On Tue, 19 May 1998, George wrote:
> I did that with my Buffer System, it has a little flag in buffer.h for a
> 'BUFFER_MEMORY' flag you can turn on. It gets really slow when you do
> that, but it does track all memory and report overruns. The only real
> problem with it is that currently (on x86), it allocates a 28 byte
> structure for tracking, even if you do a 1 byte allocation. :) I'll
> probably separate the buffer/memory structures so that there is less
> overhead in the future and my hash table should improve the speed. (On cue
> for v1.8)
The structure I use looks to be about 16 bytes at the moment. A hash
table is a very good idea. Do you hash by address?
> It does magic number checking currently, when released. It does a report,
> although the report by type would be nice. Unfortunately, it would be far
> too much to list for all of the malloc() allocations.

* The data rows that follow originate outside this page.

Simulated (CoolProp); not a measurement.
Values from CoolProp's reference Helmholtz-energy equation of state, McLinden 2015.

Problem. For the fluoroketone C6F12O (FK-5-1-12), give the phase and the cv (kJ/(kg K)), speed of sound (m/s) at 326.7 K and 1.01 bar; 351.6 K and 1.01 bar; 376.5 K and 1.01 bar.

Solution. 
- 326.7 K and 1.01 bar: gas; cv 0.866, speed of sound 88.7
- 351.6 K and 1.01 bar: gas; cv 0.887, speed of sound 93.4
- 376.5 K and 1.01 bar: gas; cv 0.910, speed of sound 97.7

I was thinking I'll probably start out by changing the CREATE macro to
call my new allocation function with the MEM_UNKOWN type. Then I can
add CREATE_CHAR macros and make changes a few at a time. It may be worth
it just to have the check for bad free() calls and periodic magic number
checks. It'd also be nice to be able to write new code with a unique
MEM_TYPE to make check for memory problems while the code is still fresh.
I think I'll be adding a check_sanity() function that will check for
overruns or invalid pointers on demand for a single pointer.
> Not totally necessary. If something is allocated in 'parse_object', well,
> you know what it is. :)
Is there a portable way to know the current function?
I'm probably going to try throwing this together and installing it in
stock pl12 to get an idea of how it'll work out. I don't think I'd want
to use this fulltime, but I think it would be very useful as a
compile-time debugging option, and would be great to use on new code for a
month or two after writing it.
If you put a lock bit on the structure (maybe a negative memblock->type)
it might also be useful as a quick and dirty way of making data thread
safe, although the supporting code would be a lot of work.